It can be an unnerving experience when a windscreen shatters, and the danger of a subsequent accident is very real. Many otherwise inexplicable fatal accidents may well be due to incorrect driver response following the windscreen breaking.

Emergency procedure

If the windscreen shatters, don't panic. If you can still see through it, pull over and stop gently when it is safe. If you can't see, push through the screen with the flt of your hand first.
Cover any vents and protect the bonnet, then push the rest of the windscreen out of the car.
Break off any remaining chunks of glass. Wrap up all the broken glass and dispose of it later.

Types of screen

There are two types of safety glass used in the manufacture of windscreens - laminated and toughened. Laminated glass is, as the name implies, two thin sheets of glass separated by a transparent plastic sheet - a lamina. This lamina prevents shards of glass flying into the car in the event of an accident.

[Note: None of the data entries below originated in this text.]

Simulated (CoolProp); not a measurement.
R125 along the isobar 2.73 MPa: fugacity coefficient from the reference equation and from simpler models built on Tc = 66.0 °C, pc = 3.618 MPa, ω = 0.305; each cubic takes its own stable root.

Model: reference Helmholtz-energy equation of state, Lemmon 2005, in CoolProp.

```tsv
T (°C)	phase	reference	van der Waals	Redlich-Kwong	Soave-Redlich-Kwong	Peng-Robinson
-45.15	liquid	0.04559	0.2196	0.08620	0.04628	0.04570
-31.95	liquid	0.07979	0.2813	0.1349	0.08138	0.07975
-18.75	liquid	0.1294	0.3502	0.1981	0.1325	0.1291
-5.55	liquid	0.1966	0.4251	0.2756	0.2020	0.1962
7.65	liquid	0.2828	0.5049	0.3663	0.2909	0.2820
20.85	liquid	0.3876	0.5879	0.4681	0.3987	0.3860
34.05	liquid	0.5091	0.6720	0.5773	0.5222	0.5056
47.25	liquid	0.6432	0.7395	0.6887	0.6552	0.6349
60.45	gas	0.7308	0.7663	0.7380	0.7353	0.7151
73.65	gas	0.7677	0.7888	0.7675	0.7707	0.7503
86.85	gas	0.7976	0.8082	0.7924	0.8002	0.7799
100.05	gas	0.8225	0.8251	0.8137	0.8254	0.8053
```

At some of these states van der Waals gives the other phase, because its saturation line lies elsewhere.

When struck by a flying stone the most common cause of windscreen breakage - a laminated screen does not shatter, it usually simply 'stars' at the point of contact. If small cracks run from this point, they may spread when the screen is in direct sunlight.

The second type of glass, toughened, is made using a special heat-treatment technique which puts the glass under stress so that when struck, it crazes into thousands of small granular shapes. The resulting 'crystals' are far less likely to cause injury than the sharp splinters that result when ordinary glass breaks. However, the screen is left virtually opaque, especially at night; to overcome this, manufacturers now make the glass so that the zone directly in front of the driver fractures into larger crystals, through which some view of the road can be maintained.

Most new cars have a laminated screen, but budget-priced models may still have toughened glass windscreens. To discover which your car has, check the specification, or ask the dealer or manufacturer.

Toughened screens

Toughened glass is made by heat treating and selectively cooling the raw glass so that the inner and outer skins of the screen are pre-stressed more than the centre of the section.

Later toughened screens have a different shatter pattern in front of the driver to allow some vision when the glass is broken.

Laminated glass

Laminated glass is just that—laminations (layers) of glass and plastic. These screens are made by placing two thin skins of glass either side of an inner clear plastic sheet. The result is that even if the glass does break, the plastic sheet holds it together and helps to minimize injury by preventing sharp edges from standing proud of the surface.

If a windscreen is laminated, it normally carries a label to say so.

How to react

A windscreen can shatter with quite a bang, which adds to the shock of the situation. The first thing to remember is not to panic and hit the brakes hard. If braked severely, the car may well pull to one side or the other, and with no clear forward vision, this alone could result in an accident.

By taking your foot off the accelerator and gently braking you might be able to see well enough to pull up more slowly but in safety and without drama. If you cannot see well enough you will have to make a hole in the shattered glass. Hit the screen with the heel of your hand, holding the fingers outstretched. This ensures that the hole you produce will be big enough to see through, and reduces the risk of injury to your hand.

Once you have stopped the car and parked it safely off the road, it

is best not to drive on because your forward vision is impaired. You are also sitting behind a frame full of broken glass that could easily fall in and cause injury.

Driving on

If it is essential to drive on, you will have to remove the screen. First block off the demister vents with a cloth or crumpled newspaper. Then place sheets of newspaper inside the car as well as on the bonnet to catch the remains of the glass. Knock the screen outwards using a protected hand, or an available implement.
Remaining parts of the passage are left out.